If you feel adventurous, you can submit this assignment as an executable file therefore allowing you to solve it in any other language. Rust, C, C++, Java, JavaScript, even bash, etc can be used. Note that GradeScope runs Ubuntu22.04 so the executable needs to be POSIX-compatible and therefore no Windows executables.

To do that, you will need to submit either:

  • script file with valid shebang. For example ps3, ps3.sh, ps3.js, etc. By script file we mean here the file is plain text file (not binary).
  • compile an actual binary executable named ps3 from submitted source code via setup.sh (see below). Note that you CANNOT submit binary file directly as its source-code will not be accessible. The binary needs to be compiled in GradeScope from submitted source code.

In either case the executable will have to do the following:

  • accept bson input via stdin
  • produce bson output to stdout

BSON is used to explicitly allow binary data in both input and output without any additional steps like hex encoding.

BSON input will be of the following structure:

  • keys are the same as python function names described above
  • for each key, value is a dictionary with parameters for the function as defined above.
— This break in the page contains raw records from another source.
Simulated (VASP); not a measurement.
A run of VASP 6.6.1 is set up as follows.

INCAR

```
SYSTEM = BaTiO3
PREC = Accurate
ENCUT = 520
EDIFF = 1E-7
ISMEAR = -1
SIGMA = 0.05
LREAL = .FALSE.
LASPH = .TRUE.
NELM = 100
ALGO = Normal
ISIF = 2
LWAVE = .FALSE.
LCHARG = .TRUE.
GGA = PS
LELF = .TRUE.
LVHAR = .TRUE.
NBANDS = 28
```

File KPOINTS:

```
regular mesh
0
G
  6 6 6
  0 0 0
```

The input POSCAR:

For example for a single function defined as:

def foo(a: int, b: str): pass

then the BSON input will be something like (represented as json here for clarity):

{
  "foo": {
    "a": 1,
    "b": "test"
  }
}

BSON output will be of the following structure:

  • keys are the same as python function names described above
  • for each key, value is the return value of the function as described above

In other words, for each function described above bson input via stdin will provide the function parameters and bson output to stdout should provide function return values.

This way the data-structures between Python submission and binary submission are interchangeable. As a matter of fact you can even generate bson input/output in python via simple_bson:

import sys
import simple_bson

# problem functions defined here

if __name__ == "__main__":
    inputs = simple_bson.loads(sys.stdin.buffer.read())
    solutions = {k: globals()[k](**v) for k, v in inputs.items()}
    sys.stdout.buffer.write(simple_bson.dumps(solutions))

Also see provided example bson files:

  • bson.in
  • bson.out

setup.sh

If you submit setup.sh along with your submission, this is a hook script which should allow you to:

  • install additional dependencies if you need to although this assignment should not require any external libraries and standard library should be sufficient.
  • install necessary system dependencies in order to compile binary solution from submitted source code

This should just be a simple bash script:

#!/usr/bin/env bash
# do things here